Hydrogen systems for transport have the potential to revolutionize the way we power vehicles, offering a clean, efficient and sustainable alternative to traditional fossil fuels. Advanced onboard hydrogen storage systems can offer acceptable vehicle ranges while refueling times are comparable to those of liquid fuels. It is no surprise then that there is tremendous interest in the use of hydrogen as a fuel with forecasts showing that the number of light-, medium and heavy-duty vehicles by 2030 could globally be more than 4 million. To make hydrogen a practical solution for transport, there are several key challenges that need to be addressed, including the development of efficient and safe hydrogen storage systems and the optimization of powertrain solutions either via fuel-cell or combustion approaches.
Major automotive suppliers such as Bosch, Forvia, Michelin, Plastic Omnium and Schaeffler amongst others, are making substantial investments in the hydrogen space. Forvia, who has embraced the entire on-board hydrogen value chain together with its partner Michelin and formed the JV Symbio, believes that hydrogen vehicles will be cheaper than electric vehicles by 2030. Furthermore, other than a need for platinum, hydrogen vehicles will not have the extent of precious metal dependence suffered by electric vehicles. Hydrogen vehicle component suppliers are reporting that they are working on a huge number of RFQs. At this point the market is certainly showing no signs of a slowdown. Hydrogen-based approaches are finally coming to market.
A major obstacle to the use of hydrogen is supply availability of the fuel. Huge investments are going into electrolyzers to produce so-called green hydrogen. However, the extent of current levels falls far short of projected demand. Suitable refueling stations for the different vehicle segments are also required. Government investments and incentives will be key to realizing a sustainable market. It has been estimated by industry sources that for a net-zero carbon emissions world in 2050, hydrogen can help meet the world’s energy demand by between 5 and 22 percent (www.wbcsd.org). Major investments will be required in the complete hydrogen infrastructure from production, to logistics, to use.
Overall System
There are several options for using hydrogen on-board a vehicle such as compressed gas or liquid hydrogen storage together with an electrochemical or thermomechanical powertrain approach. In general, system/component approaches are easily scalable between vehicle types. Toyota for example, has demonstrated how the basic technologies used on the latest generation Mirai can be scaled to other mobility segments such as medium- and heavy-duty trucks, buses and trains. Major efforts now focus on substantial cost reduction (> 20%) of all system components.
Storage Approaches
One of the biggest challenges facing hydrogen fuel cell vehicles is the development of cost-effective and safe hydrogen storage systems. Hydrogen has a lower volumetric energy storage density compared to gasoline and diesel but can have a significantly higher gravimetric energy storage density. Compared with high voltage batteries, the energy storage density of highly compressed hydrogen or liquid is orders of magnitude higher.
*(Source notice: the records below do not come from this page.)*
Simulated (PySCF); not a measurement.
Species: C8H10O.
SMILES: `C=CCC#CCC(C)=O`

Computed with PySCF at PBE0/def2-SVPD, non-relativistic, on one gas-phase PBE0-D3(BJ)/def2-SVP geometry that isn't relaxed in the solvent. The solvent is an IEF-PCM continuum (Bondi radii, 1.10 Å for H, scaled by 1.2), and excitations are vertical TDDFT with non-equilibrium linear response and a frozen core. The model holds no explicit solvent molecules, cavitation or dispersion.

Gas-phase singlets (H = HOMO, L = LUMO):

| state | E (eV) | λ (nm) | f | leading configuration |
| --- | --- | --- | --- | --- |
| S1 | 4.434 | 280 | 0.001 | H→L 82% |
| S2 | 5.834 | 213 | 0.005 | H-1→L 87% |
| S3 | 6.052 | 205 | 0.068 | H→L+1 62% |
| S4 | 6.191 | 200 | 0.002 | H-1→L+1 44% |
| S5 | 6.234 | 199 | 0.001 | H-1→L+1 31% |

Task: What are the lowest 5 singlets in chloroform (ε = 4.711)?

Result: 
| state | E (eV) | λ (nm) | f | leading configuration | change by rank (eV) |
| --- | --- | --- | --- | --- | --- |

There are currently three main methods of hydrogen storage: compressed gas, liquid, and solid-state storage. Compressed gas and liquid-state are finding commercial applications. Solid-state storage is a promising technology that could potentially offer much higher energy densities and safety, but it is still in the early stages of development.
Powertrain Approaches
Other areas of development are hydrogen-based powertrains. Both fuel-cell and hydrogen combustion approaches are receiving attention by major OEMs and system suppliers. Both approaches have several benefits and drawbacks as listed in the exhibit below.
Source: The ITB Group, Ltd.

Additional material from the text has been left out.